Sport: Scoreboard, Jul. 21, 1958

¶ Roaring into a curve in Rheims's Grand Prix de France, Italy's Luigi Musso was a mere 100 yds. behind Britain's Mike Hawthorn. Musso gunned his Ferrari, hit the curve at 140 m.p.h., catapulted off the triangular course into a wheatfield, died. He was the last of Italy's great three. Alberto Ascari was killed in 1955; Eugenio Castellotti, Musso's closest friend and rival, in 1957.

¶ A track unknown, wiry (5 ft. 5½ in., 124 Ibs.) Australian Bert Thomas, 23, kept a scorching pace for the three-mile run at Dublin's Santry cinder track, streaked to the finish with a new world record (13 min. 10.8 sec.), bettering Sandor Iharos' 1955 record by 3.4 sec.

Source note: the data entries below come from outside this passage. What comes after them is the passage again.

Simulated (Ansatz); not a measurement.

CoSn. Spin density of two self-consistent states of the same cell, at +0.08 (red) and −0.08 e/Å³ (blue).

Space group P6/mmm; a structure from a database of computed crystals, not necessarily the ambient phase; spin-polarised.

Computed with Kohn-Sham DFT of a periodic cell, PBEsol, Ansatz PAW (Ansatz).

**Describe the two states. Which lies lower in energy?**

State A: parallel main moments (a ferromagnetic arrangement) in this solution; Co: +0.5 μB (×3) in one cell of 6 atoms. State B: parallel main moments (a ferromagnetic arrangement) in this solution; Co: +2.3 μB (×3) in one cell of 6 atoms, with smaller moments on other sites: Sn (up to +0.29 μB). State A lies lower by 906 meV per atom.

¶Proving that baseball is not played by the book, Manager Casey Stengel called on Oriole Hurler Billy O'Dell to save the American League's 4-3 lead in the All-Star game. O'Dell, who has an 8-9 record and has never had a winning season since coming to the majors in 1954, got rid of nine men on 27 throws. Bubbled Casey: "He had a fast ball, a slider and a mysterious pitch up from Mexico."